With a dedicated directory showing off all the projects it's working on

Feb 17, 2010 12:12 GMT  ·  By
Twitter is sharing the love with a dedicated directory showing off all the open source projects it's working on
   Twitter is sharing the love with a dedicated directory showing off all the open source projects it's working on

Open source is a global and mainstream phenomenon today after being on the fringes for quite a while. And it's not just in programming, many aspects of society have been changed, hopefully for the better, by the concepts and principles put forth by open-source software advocates. Big and traditionally very closed companies like IBM or even Microsoft are embracing open-source, with a degree of reluctance in some cases, but it's the small companies that have benefited from it the most.

Startups don't have the kind of money to license expensive proprietary technologies so they use free and frequently open-source (the terms aren't interchangeable) ones. One of those startups, Twitter, is now giving back to the community or at least expressing its gratitude with a directory listing all the open-source projects it's working on now.

The recently launched page lists all of the open-source software projects and technologies Twitter is either actively working on or has contributed to. It's quite a sizeable list spanning several programming languages - Ruby, Scala, Java and even C/C++. For all the projects listed, Twitter offers a short description of its contributions plus a link to the Twitter profiles of the actual developers that worked on them accompanied by their avatars.
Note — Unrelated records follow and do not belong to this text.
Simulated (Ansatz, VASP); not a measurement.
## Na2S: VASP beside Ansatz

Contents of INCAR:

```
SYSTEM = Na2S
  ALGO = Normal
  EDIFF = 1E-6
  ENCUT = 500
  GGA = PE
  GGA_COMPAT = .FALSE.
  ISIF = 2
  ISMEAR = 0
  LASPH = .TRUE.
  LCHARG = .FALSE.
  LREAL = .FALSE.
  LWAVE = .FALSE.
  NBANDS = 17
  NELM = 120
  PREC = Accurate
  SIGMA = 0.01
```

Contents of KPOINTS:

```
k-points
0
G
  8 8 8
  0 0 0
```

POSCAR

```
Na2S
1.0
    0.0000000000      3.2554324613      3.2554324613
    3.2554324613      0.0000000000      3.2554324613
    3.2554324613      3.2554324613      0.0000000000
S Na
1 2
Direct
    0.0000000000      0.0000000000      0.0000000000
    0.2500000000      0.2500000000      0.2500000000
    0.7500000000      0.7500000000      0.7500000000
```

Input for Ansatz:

There are some big names in there, like multiple contributions to Cassandra, Facebook distributed database and storage project, or Memcached, and some Twitter-oriented projects as well. In fact, 22 out of the 29 projects listed have been developed originally by Twitter. Clearly, the startup believes in open-source software but, just to make it 100 percent clear, makes a very strong statement at the top of the page, "Twitter loves open source. Twitter is built on open-source software - here are the projects we have released or contributed to."

There's another purpose for the page, rather than just listing Twitter's contributions, it also acts as hiring pitch enticing developers who'd want to work on projects like those to check out the open positions at the company still on a hiring spree despite having added a big number of people in the past few months already.